Delicious! Almost everyone loves them, especially when someone else prepares the pomegranate. It is a bit time consuming to extract the seeds, but not really that difficult. I think the best way to go about it is to cut right down the middle. Next, I pop out the easier seeds right near the edge and then start to bend the peel back, turning the fruit a bit inside out as I pop out the seeds. Other than watching out for flying seeds, that’s it.

The fruit is excellent eaten plain as a snack or served as is for a simple dessert. I also like to add the seeds to salads. There are many more involved recipes out there that call for pomegranates, but in general I think it’s best to familiarize yourself with the unadorned fruit first. After you’re familiar with the taste, texture, etc. it becomes easier to evaluate recipes as you read through them and decide if they are worth trying or not. And I can’t resist a link to this delicious looking and unique pomegranate dessert. I haven’t tried it, let me know if you do.
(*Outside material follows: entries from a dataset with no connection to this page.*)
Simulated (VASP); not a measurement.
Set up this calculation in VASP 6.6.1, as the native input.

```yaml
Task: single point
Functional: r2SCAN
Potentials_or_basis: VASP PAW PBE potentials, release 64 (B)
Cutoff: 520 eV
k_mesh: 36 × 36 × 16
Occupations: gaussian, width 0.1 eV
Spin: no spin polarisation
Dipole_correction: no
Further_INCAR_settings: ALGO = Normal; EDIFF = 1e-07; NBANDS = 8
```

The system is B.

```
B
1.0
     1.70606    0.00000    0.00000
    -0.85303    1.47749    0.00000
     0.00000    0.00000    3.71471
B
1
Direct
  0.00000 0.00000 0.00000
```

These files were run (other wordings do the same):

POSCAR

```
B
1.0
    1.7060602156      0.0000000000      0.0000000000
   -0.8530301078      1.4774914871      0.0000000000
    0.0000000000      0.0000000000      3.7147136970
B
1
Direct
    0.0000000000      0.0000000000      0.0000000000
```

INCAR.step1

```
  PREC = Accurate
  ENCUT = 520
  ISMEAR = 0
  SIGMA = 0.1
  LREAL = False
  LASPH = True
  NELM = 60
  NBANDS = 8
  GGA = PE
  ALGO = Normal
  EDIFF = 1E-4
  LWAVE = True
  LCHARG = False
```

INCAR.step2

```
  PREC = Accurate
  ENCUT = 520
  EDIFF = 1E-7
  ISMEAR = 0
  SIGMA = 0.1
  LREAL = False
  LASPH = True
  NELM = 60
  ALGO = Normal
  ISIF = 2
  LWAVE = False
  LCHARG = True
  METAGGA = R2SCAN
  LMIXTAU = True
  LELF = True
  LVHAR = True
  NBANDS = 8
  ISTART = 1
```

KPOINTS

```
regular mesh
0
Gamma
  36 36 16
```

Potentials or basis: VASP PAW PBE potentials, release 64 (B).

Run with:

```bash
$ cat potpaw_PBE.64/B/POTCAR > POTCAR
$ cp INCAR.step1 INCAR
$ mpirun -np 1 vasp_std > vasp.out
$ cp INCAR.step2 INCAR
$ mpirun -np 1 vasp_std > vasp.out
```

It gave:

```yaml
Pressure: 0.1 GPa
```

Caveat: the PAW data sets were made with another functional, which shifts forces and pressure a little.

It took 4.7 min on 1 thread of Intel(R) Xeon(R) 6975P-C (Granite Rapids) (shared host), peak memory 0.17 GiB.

Aside from sheer enjoyment (which surely is a good reason) why bother with pomegranates? They are a source of folic acid, vitamin C, vitamin E, several of the B Vitamins, some calcium, magnesium, phosphorous, zinc, and selenium. They also particularly high in potassium. In addition to this, pomegranates have quite the reputation for containing high levels of antioxidants which limit cell damage and help prevent aging. In the end though, I have to go back to enjoyment as the best reason for eating these. If you find you don’t like them, don’t force yourself to eat them, find some other super healthy food you do like.

Pomegranates are actually in season in the fall and early winter, when you buy them they should be plump and heavy, avoid any that seem dried out. These fruits need to be stored at cool temperatures and will keep in the refrigerator for over a month. The seeds can be stored in the fridge for up to a week or frozen for later use.